Participants:  Gary Clark

Participants:  Gary & Lynn Clark

Many in the club have done this climb, so I won't include all the details, except to note that we may have discovered a better approach to this classic Colorado 14er climb. The guidebooks describe the route with an approach from the East via the South Colony Lakes Basin. This is a long drive around for Los Alamos residents, however, and we wanted to approach from the West just to see some new country. We had heard stories about the difficulty of the Spanish Creek approach, but wanted to see for ourselves.

We drove up Friday night and slept in the car at the trailhead (unmarked, but obvious if you have a map). The next morning we left the car around 5:00am. The trail was reasonably good for about 1/4 mile, then it came to a very improbable stream crossing. Not wanting to wade the stream, I started up a sidehill to the North, planning to drop back down at the earliest opportunity to find a better place to ford the creek. It never happened. We went higher and higher on the sidehill until we finally crested out on the ridge North of Spanish Creek. It was clear that going back down wasn't a good option, due to steep cliffs and the fact that I didn't want to lose hard-earned elevation.

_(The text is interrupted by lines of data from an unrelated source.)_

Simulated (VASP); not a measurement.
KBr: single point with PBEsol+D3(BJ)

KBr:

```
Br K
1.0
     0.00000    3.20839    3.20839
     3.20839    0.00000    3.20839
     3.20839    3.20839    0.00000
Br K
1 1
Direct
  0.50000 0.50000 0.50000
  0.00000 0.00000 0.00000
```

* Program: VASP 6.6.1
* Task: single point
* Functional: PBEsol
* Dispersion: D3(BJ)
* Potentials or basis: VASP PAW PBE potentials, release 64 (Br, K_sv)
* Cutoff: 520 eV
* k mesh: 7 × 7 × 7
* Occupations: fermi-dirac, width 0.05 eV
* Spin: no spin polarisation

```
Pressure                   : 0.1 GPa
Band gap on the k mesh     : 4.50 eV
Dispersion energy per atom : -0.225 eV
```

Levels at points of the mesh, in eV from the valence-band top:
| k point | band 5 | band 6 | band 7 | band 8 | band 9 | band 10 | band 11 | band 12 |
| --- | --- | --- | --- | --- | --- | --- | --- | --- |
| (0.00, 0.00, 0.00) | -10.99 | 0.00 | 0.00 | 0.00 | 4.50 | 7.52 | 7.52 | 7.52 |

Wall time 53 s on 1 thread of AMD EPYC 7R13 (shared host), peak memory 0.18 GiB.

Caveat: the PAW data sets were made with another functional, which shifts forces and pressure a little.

We spent the next couple of hours on the ridge, which was very reasonable walking, with a few short scrambling sections and thickets of trees. We kept looking for a way to get back into the Spanish Creek drainage via a traverse, and it finally presented itself at about 11,600'. Skirting around the face of a small triangular peak on a talus slope (large rocks, pretty stable), we turned the corner to an amazing sight. The entire south-facing slope had been burned off in a fairly major fire, so the brush-beating we had been dreading was instead a nice clear slope. We traversed at the 11,600' elevation all the way to Spanish Creek, looking down on major deadfall on the slopes below us.

We camped in the basin directly below the couloir, left camp the next morning at 5:07, climbed up to the left a bit to enter the couloir right at it's base above the rock bands, and summitted at 7:30. The climb was routine and pleasant on good cramponing snow. An early start is important to have good snow conditions and avoid rockfall, a basic bit of alpine lore. However, we had arrived back at our camp, eaten, rested a while, and packed to leave when we looked up to see another party just arriving at the base of the couloir from the S. Colony approach. Not clear on the concept. We hope they survived. Within an hour there was a serious downpour, although fortunately with minimal lightning.

We descended the regular Spanish Creek "trail". This is routine at the higher elevations, but soon enters the downfall zone we had heard about for so many years. Every tree was killed by the fire, and they now all lie atop each other like so many boxes of toothpicks dumped from the sky. The trail, such as it is, is marked by rock cairns piled atop the logs. This wasn't so bad going downhill, but I wouldn't want to do it coming uphill with a full pack.

After the deadfall section we entered a zone of bad overgrowth of the trail. Everything was wet from the storm, so if we hadn't been soaked before, it was just a matter of time now. Then the stream crossings began Ð about 5 of them, none with any assistance from bridges or rocks. Since we were on our way out, we just waded into the streams, letting the water pour into our boots.

We squished back to our van, to discover that we had left the dome lights on, and had a dead battery. Help came in the form of a passing car, who had jumper cables. A good bit of luck.

Bottom line: If I go into the Spanish Creek drainage in the future, I'll use the ridge approach. It is not like hiking a well-developed and maintained trail, to be sure, but the official trail is so bad that the difficulties encountered on the ridge pale in comparison. You must have a topo map to do this alternate approach, and an altimeter helps to know when to begin the traverse.